Syria continues to dominate the attention of the nation and the world, which is entirely appropriate, given the volatility of the situation in the Middle East. Yet as officials continue to weigh the various options available to them, they are unacceptably neglecting the rest of the nation's business.
Consider a recent article in the New York Times with the headline "Immigration Reform Falls to the Back of the Line." The story cites "the sudden debate over military action in Syria" as one of the principal reasons for neglecting to overhaul our country's broken immigration system, stating that immigration is "unlikely to come up for months." Opponents of reform seem to welcome the distraction as an opportunity to let reform efforts languish, in the hopes that a lengthy period of inaction will make it difficult to gather momentum when the subject is finally raised again.
This is the kind of cynical approach to governing that continues to erode public confidence in Washington.
Unfortunately, immigration is not the only issue being placed on the back burner during the Syria crisis. Once again, Congress faces an arbitrary predicament of its own making as it approaches the debt ceiling limit, and elected officials are doing little or nothing to prevent the country from hurtling toward another partisan showdown. Given the fact that recent budget battles have gone down to the wire, Congress ought to have learned from those debacles and made an effort to deal with the problem in advance. Of course, that would require Congress to be able to handle more than the singular focus of the day, which seems to be a task beyond its capacity.

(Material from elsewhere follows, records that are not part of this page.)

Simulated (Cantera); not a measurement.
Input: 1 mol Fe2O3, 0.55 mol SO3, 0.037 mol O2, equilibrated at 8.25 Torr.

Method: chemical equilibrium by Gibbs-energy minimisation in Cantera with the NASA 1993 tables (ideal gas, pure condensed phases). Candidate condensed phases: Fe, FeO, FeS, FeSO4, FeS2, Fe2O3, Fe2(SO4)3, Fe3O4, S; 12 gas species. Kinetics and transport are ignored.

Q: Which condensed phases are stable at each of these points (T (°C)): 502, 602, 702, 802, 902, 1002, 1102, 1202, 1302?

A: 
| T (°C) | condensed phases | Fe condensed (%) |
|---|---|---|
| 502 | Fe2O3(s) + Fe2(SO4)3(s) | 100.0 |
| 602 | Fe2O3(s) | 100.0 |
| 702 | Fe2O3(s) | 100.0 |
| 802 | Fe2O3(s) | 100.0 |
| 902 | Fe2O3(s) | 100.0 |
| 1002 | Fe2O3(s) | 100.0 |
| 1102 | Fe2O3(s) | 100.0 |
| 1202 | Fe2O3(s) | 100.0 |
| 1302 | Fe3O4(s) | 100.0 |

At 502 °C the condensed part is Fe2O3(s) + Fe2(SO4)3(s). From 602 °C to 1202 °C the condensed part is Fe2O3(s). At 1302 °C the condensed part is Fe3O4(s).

It doesn't have to be this way.
Eliseo Medina, an advocate for immigration reform working on behalf of the Service Employees International Union, said of Congress that, "We believe they can walk and chew gum at the same time." He's exactly right. The legislative branch of government was designed to perform any number of weighty matters simultaneously, yet, of late, it seems content to lurch from crisis to crisis while ignoring the issues that aren't making headlines. This is not a process that benefits from careful, considered deliberation. Instead, it usually produces flawed and hurried "solutions" designed to placate whoever is yelling the loudest at any given moment. That simply doesn't work.
We're not asking Washington to neglect all the critical issues surrounding the Syria situation. Especially now, when the president seems open to negotiating a way around using military force, Congress needs to find a way to give him the leverage worthy of the world's sole superpower.
But we are asking them to do this and still attend to other weighty matters in a timely fashion.